Published: 3:22PM Tuesday October 13, 2009
Source: Reuters
Source:
A coalition of women's rights campaigners backed government
plans to criminalise men who go to prostitutes, urging the House of
Lords to pass a proposed new law.
The plans would make it an offence for anyone to buy, or try to
buy, sexual services from a prostitute who has been subjected to
violence, threats or coercion.
Campaigners call clause 13 in the Policing and Crime Bill
revolutionary because it shifts the burden of criminal
responsibility away from prostitutes and onto people who use their
services.
"What we hope with clause 13 is that we will see the traffickers in
the dock and also a couple of the punters too," Catherine Briddick,
Senior Legal Office at the group Rights of Women said.
The proposal has been approved by the House of Commons and needs to
be passed by the Lords before it can become law.
The vote is due towards the end of October or early
November.
The plans are opposed by the English Collective of Prostitutes
which argues the law would force prostitution underground and put
women at greater risk of violence.
Fiona Mactaggart MP, who chairs the Commons All-Party Group on
Prostitution and the Global Sex Trade, said there had also been
some opposition from peers who believed the strict liability
offence was unfair.
"A number of members of the House of Lords whose imaginations put
themselves more easily into the shoes of a buyer of sexual services
than in the shoes of exploited women, do see it as controversial,"
Mactaggart said.
"If we can show them the reality of life for women who have been
exploited in this way I think they will support the clause," she
said.
Campaigners acknowledged that clause 13 would be difficult to
enforce but hoped it would serve to deter people from using
prostitutes in the first place.
"There is a reasonable chance that there will be a substantial
change in behaviour, which will mean women will become less
marketable commodities," said Mactaggart.

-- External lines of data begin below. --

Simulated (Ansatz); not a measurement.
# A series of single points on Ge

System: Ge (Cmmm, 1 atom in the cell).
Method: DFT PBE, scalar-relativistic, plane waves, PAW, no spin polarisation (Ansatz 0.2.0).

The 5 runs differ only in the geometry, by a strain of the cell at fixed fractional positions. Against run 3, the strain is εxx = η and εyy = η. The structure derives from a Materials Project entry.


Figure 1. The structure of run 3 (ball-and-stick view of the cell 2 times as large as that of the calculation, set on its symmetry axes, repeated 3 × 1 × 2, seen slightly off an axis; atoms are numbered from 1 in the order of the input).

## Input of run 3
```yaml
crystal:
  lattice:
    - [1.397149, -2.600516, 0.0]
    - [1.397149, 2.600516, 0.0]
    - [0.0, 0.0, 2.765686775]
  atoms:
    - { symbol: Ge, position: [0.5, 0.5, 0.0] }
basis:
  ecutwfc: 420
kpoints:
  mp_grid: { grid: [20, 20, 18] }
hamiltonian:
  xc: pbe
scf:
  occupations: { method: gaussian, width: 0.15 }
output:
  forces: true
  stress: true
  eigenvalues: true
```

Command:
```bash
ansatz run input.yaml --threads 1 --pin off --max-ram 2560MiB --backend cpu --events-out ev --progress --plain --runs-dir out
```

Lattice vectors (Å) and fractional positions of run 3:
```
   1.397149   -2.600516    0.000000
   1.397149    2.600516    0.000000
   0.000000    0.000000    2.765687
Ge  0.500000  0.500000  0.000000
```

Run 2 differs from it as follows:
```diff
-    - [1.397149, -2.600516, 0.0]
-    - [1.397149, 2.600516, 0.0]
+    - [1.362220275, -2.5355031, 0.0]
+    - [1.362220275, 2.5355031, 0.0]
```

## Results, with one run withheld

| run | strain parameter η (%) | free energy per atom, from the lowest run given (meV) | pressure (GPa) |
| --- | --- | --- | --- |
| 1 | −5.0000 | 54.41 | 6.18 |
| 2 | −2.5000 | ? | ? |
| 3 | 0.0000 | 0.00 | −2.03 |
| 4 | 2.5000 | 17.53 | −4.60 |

She believes the law would change public attitudes to prostitutes
like attitudes to wearing seat belts dramatically changed when the
law came in enforcing them, despite there having been very few
actual prosecutions.
The coalition of groups supporting clause 13 includes leading
women's rights organisations, those working with trafficked women
and children and asylum seekers.
In a statement, they equated prostitution with violence against
women; saying that 71% of prostitutes had been physically attacked,
63% raped and 68% had suffered post traumatic stress disorder.